Wednesday, January 8, 2014

Justified: Finding and Trying to Forget Your Hometown Roots





It's funny to think back to 2009. I had heard that the FX network was working on a new show about a federal lawman in Kentucky. "Oh great," I thought. "Another chance to make people in Kentucky look like back wood hicks again." 

But color me surprised. When "Justified" premiered in early 2010, I immediately feel in love with the show. I shouldn't have been surprised since it was from an Elmore Leonard short story. I love Leonard as a writer. He writes great crime stories that rely heavily on atmosphere and the complexity of characters usually trying to prove their worth in one way or another.

"Justified" is no different. The main character, Raylan Givens, is one of the coolest cats on television. The criminals he usually comes up against are of the typical Leonard variety. Dumb or inept people who try to live up to the mythic legend in their own minds.

But besides the often great and funny and often dramatic stories that happen on the show, one thing about "Justified" has always stuck with me the most. It's a theme that I have noticed go on with many of the characters.

I noticed it in the first episode, "Fire in the Hole." After Raylan, who is working in Miami, has shot a big time mobster in broad daylight, he is told by his boss that he is being reassigned to Kentucky in order to lay low. The look on Raylan's face is almost one of sheer terror. Raylan is from Kentucky. Harlan, KY we eventually learn. Raylan tries his best to convince his boss to not transfer him, but Raylan has no choice.
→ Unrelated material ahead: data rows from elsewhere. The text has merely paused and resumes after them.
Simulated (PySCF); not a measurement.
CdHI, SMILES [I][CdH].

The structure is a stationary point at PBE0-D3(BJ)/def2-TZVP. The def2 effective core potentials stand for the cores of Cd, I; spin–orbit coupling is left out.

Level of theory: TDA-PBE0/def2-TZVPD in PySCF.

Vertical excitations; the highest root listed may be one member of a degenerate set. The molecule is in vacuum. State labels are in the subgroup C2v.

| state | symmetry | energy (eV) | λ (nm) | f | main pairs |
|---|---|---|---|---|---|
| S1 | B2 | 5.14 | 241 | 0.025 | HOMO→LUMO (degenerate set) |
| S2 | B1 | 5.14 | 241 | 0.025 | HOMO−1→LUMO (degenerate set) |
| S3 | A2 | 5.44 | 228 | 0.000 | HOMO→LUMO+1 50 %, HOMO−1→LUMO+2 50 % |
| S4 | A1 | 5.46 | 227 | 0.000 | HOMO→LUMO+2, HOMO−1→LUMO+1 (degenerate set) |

As the series as progressed, Raylan is a man who always tells people that he wants to get out Kentucky and move on up the law enforcement ladder. But his actions say otherwise. Relationships, friendships, even his new baby that was spotted for the first time in the season five premiere Tuesday night, have all fallen by the wayside of Raylan's sense of duty to his job and to honoring his deep ties to the people he knows in Kentucky.

Examples of this have included the tenuous relationship Raylan has had with Boyd Crowder, a man he grew up around in Harlan. Boyd is unique in that although he is a criminal, Boyd is a self-taught intelligent man. He has had desires, much like Raylan has, to find peace in himself and to always move beyond his present situation. But also like Raylan, his sense of loyalty to his roots has more often than not hurt him.

Another character on the show that was face with the dilemma of loyalty to ones past was Mags Bennett. The season two villain was the marijuana growing matriarch of the Bennett family. In the middle of season two, Mags realizes that an opportunity has come to her in the form of the Black Pike Coal Company. The company wants a very sizable portion of land that just happens to belong to Mags. Mags realizes the money that she gets from the company can set her and her children up for a very long time.

Even then, when she sells the land, she regrets it immediately. She is secure financially, but to her, the thought of living anywhere else is unthinkable.

Raylan, Boyd, and Mags dilemmas in trying and failing to escape their roots is what I think makes "Justified" unique among the many crime shows on television.  It is something that we can all relate to. No matter who you are, we have all wished we can get away from wherever we came from. Whether it be our family, the city we grew up in, the friends we grew up knowing, or even a trauma that happens to us early in life. As much as we can wish it may not be there with us, it is always there.

Mags eventually came to this realization. Raylan and Boyd are slowly getting there, but from what we can tell, they just keep on denying it to themselves. I always think it is fitting that most of the seasons of "Justified" have ended on a Brad Paisley song titled, "You'll Never Leave Harlin Alive." It's a beautiful song but one that has a lot of meaning for the characters. They trace their bloodlines to that area of Kentucky, but that no matter what, they just can't get rid of their roots no matter how hard they try.